Josh Einiger reports from Penn Station.
Negotiations aimed at avoiding a walkout at the nation's largest commuter railroad continued through the night with both sides making themselves available to each other.

They will resume face-to-face communications Thursday at 10 a.m. in Manhattan.

Could it be the breakthrough that leads finally to a contract?

"We're committed, we are all staying the night, we are not leaving until we can get this done," said Anthony Simon, the chief union negotiator.

"We've been here all day, they've been here all day, we'll be back tomorrow, they say they'll be back tomorrow," said Adam Lisberg, MTA.

For the first time all week, negotiators for the LIRR's eight unions and the MTA itself actually sounded optimistic.

A nearly five-hour negotiating session ended with both sides acting like they didn't hate each other. "We're hoping to get some of this rhetoric out of the way so we can get to some real negotiation," Simon said.

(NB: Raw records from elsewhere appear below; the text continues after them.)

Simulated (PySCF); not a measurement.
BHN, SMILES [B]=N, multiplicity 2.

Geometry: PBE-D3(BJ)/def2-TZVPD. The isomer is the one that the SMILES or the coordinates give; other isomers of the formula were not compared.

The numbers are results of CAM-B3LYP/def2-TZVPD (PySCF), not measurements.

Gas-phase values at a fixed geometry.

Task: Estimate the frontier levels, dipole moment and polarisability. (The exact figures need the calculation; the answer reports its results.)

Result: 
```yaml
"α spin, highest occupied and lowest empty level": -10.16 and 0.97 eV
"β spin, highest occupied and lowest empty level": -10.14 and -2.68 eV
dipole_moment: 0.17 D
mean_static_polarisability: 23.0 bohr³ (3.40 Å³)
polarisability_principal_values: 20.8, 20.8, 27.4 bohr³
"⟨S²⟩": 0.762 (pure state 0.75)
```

They had no such concern on Monday.

Their last meeting, lasted barely 45 minutes. Then, there was a 48 hour impasse over health care contributions the MTA wants from future employees.

It looked like the LIRR's next stop was a strike for the first time in two decades.

But Wednesday morning, the governor ordered both sides back to the table. And by the end of the day they took a break for the night to crunch numbers, promising to stay in constant contact.

It sure seems like the temperature has dropped, even if they refuse to admit it.

"I'm not going to characterize temperature or humidity," Lisberg said.

Still for commuters, it's the first glimmer of hope in days.

The unions have threatened to strike at 12:01 a.m. Sunday if they do not get a deal.

MTA officials launched a PR offensive Wednesday, releasing an open letter titled "When is Enough Enough?" and a radio ad that outline the latest contract offer the MTA has put on the table.

The MTA says it is offering to raise salaries 17 percent without raising fares or delaying service improvements by making modest changes for workers who haven't even been hired yet.

MTA Chairman Thomas Prendergast has said his negotiators are trying to find an agreement that would avoid a potential rate increase in the future.

A walkout would affect nearly 300,000 daily riders, creating a commuting nightmare in and around the nation's largest city.

The talks come a day after members of the IBEW, one of the eight LIRR unions, picked up their strike signs and discussed possible picket locations.

The MTA last week revealed plans for school buses to take commuters from some Long Island stations to subway stops in New York City, the opening of large park-and-ride lots at Citi Field and Aqueduct racetrack, and a public relations effort aimed at encouraging people to work from home.



The railroad's unions have been working without a contract since 2010. President Barack Obama appointed two emergency boards to help resolve the dispute, but the MTA rejected both nonbinding recommendations. The emergency board's last proposal called for a 17 percent raise over six years while leaving work rules and pensions alone. The MTA offered a 17 percent wage increase over seven years and the pension and health care concessions.